Ecuador Refuses to Sign Immunity Pact for U.S. Forces
Associated Press | June 24, 2005
Ecuador will not sign an agreement with the United States granting U.S. military personnel special immunity from the International Criminal Court, even if refusing to do so means aid cuts from Washington, the foreign minister said Thursday.
"If the United States decides it cannot provide aid if we do not sign this, well, we very much regret that we will not receive the aid," Antonio Parra told Channel 6 television.
U.S. President George W. Bush's administration argues that the International Criminal Court, which started operating in 2003, could be used for frivolous or politically motivated prosecutions of American troops.
Last year, Bush signed into law a measure to cut off hundreds of millions of dollars (euros) in foreign aid to countries that belong to the court but have not signed a so-called bilateral immunity agreement with the United States.
As a result, Ecuador last year forfeited US$15.7 million (euro12.9 million) in aid, much of it for military equipment, according to Citizens for Global Solutions, a nonprofit organization promoting the international war crimes court, based in The Hague, Netherlands.
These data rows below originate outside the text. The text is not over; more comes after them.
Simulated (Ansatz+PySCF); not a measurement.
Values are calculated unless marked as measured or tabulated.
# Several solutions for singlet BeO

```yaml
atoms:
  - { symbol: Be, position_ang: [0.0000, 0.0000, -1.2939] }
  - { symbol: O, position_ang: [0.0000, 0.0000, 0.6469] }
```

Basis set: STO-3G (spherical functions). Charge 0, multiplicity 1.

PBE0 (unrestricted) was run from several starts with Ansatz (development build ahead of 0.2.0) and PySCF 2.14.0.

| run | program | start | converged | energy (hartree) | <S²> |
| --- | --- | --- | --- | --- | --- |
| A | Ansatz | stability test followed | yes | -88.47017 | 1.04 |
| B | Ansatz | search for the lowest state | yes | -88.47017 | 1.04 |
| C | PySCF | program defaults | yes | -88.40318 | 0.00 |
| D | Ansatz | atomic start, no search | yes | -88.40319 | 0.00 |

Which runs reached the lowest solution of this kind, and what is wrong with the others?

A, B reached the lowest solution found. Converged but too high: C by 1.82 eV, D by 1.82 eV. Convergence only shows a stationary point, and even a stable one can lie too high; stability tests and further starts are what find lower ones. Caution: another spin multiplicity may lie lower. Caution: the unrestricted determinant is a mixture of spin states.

Parra said he doubted the Bush administration would take more drastic action against Ecuador - a key South American ally in Washington's battle against drug trafficking - for exercising its right to refuse to sign.
He warned if military funding is cut, "that will impede our armed forces' effectiveness in the entire struggle against terrorism and narcotics trafficking inside our national territory."
Since 1999, the United States has used an Ecuadorean air base near the Pacific port city of Manta as an operations center for drug surveillance flights in the region.